Monday, August 13, 2007

Bratz: The Movie

OMG!!! JKLOL!!!! Oh no they didn't- I'm pretty sure I've seen this movie before, and that was Mean Girls. The only difference is that Mean Girls was good- really good. This movie is bad- really bad. It takes one ten second gag from Mean Girls (the seating arrangements in the cafeteria), and makes an entire movie out of it. It loses all of the feelings of conflict and isolation that made Mean Girls so good.

Logan Browning, Janel Parrish, Nathalia Ramos, and Skyler Shaye play Sasha, Jade, Yasmin, Cloe- four best friends just starting high-school. Their hopeful starry eyed dreams are shattered when Meredith (Chelsea Staub), the student council president, drives them to join separate cliques and breaks of their friendships. Potential for genuine conflict? Hardly. They're back together before the half hour mark. The rest of the movie is spent split between revenge against Meredith, and their attempts at spreading their inter-clique diversity around the school.

It's been a while since I was in high-school, but I don't remember it being like this- at all. I think High School Musical even had more truths in it. Bratz just rips off everything. It continues harvesting Mean Girls all the way down to the talent show, and it even references the MTV show "My Super Sweet 16." Nothing draws more attention to a movie's own self-awareness than being featured on a TV show. And a dog named Paris that follows Meredith around? Are dogs even allowed in school?

The five lead actresses are awful. Just terrible. I think the performances would have been more convincing if they had been given by the Bratz dolls themselves. That's actually an interesting prospect. For some reason Jon Voight is in this as the principle and Meredith's father. I couldn't fathom what possessed him to appear in this cesspool.
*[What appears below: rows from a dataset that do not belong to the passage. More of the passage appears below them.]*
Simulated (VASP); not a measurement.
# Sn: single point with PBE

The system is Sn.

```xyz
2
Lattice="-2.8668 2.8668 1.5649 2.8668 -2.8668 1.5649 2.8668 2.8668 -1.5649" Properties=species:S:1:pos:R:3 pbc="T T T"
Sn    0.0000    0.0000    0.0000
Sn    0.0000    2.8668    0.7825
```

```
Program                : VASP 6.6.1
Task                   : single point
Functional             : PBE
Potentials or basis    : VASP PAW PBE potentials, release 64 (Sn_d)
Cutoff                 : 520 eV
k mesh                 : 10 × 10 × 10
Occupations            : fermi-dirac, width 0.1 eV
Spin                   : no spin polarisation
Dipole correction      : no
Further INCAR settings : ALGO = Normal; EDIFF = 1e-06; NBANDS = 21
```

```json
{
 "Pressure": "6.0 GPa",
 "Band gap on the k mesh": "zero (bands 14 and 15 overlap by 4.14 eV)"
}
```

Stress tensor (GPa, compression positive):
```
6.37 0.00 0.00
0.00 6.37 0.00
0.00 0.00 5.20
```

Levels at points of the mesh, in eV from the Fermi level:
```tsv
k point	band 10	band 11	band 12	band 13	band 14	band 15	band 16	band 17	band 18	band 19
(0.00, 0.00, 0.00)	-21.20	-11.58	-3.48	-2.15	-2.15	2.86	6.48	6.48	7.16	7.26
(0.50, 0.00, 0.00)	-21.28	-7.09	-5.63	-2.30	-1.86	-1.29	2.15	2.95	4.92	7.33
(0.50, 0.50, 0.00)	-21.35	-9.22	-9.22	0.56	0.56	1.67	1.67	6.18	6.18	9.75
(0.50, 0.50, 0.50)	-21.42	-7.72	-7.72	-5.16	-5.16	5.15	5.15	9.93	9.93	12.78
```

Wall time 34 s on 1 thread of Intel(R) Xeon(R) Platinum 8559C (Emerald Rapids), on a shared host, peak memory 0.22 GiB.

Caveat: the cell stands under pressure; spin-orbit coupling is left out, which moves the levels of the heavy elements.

I'm not sure who this movie is targeting. I would assume it would be the audience that would watch "My Super Sweet 16," but I'm not sure. Maybe the same crowd that enjoys the Avril Levigne peppered soundtrack. Again, I'm not sure. Possibly fans of director Sean McNamara's other work- a whole plethora of Disney Channel shows and kiddie movie sequels. (Anybody see his crowning achievements Three Ninjas: High Noon at Mega Mountain?) My only hope is that they come out with a sequel. Maybe Homies: The Movie- based off those toys that cost a quarter in restaurant lobbies. There's a reason this is on IMBD's bottom 100 movies of all time.

Watch the Trailer

0/5

1 comment:

Anonymous said...

This movie was very good. and the difference is is that bratz is more of a kid movie it's rated pg and mean girls was for an older age. this movie shows a good lesson and for all the little girls out there who play with bratz probably really enjoyed watching it because it wasn't animated and it showed real people .everybody is intitled to their ipinion but whoever wrote that bratz was really bad has a bad opinion i loved the movie it was great.